The purpose of a purchaser’s final inspection is to ensure that the property is in the same condition as at the day of sale, subject to fair wear and tear. The day of sale is the date that the contract was signed by both parties.
During a final inspection (which is typically undertaken by the purchaser in the 7 days prior to the settlement date), the purchaser should inspect the following:
- Damage: any damage to the property which has occurred after the day of sale, such as broken windows, holes in walls, broken taps, malfunctioning toilets, leaks etc.;
- Cleanliness: the property should be tidy, including the removal of all debris and trash;
- Landscaping: lawns should be mowed and gardens left tidy;
- Services and Plant and Equipment: all services and plant and equipment, such as heating, plumbing, and electrical, should be fully operational (if operational at the day of sale); and
- Fixtures and fittings: all fixtures and fittings (blinds, dishwasher, split systems, electric gates etc.) should be in working order (if they were in working order at the day of sale).
If items requiring rectification are discovered at the final inspection and are not rectified prior to settlement, most standard Victorian contracts for the sale of land contain general conditions which allow a purchaser to withhold an amount of up to $5,000 from the settlement proceeds due to the vendor, pending such rectification.

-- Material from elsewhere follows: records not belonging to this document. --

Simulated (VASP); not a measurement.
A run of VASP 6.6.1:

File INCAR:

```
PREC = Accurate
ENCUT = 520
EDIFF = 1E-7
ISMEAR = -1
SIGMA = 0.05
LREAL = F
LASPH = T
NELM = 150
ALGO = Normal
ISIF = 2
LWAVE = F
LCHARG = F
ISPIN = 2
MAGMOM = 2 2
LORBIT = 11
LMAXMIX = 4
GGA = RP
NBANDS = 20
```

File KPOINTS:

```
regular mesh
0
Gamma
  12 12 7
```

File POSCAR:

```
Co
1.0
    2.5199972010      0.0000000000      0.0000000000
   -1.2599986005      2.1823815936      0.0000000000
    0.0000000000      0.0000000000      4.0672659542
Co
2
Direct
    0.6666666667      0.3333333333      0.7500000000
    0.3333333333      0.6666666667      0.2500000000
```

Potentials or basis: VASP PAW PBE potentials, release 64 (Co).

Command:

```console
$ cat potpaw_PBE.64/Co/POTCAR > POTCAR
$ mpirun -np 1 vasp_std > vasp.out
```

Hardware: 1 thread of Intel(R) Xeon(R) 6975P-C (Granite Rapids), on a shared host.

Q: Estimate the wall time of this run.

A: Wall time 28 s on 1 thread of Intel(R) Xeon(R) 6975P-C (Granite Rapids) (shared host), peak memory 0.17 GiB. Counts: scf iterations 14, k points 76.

It is important for a purchaser to undertake their final inspection as soon as possible in the 7 days prior to settlement and to raise any issues identified during the final inspection promptly in order to give the vendor adequate time to rectify the issue prior to settlement. Purchasers should also keep their lawyer informed if any final inspection issues arise so that the purchaser’s rights can be appropriately preserved and protected prior to settlement.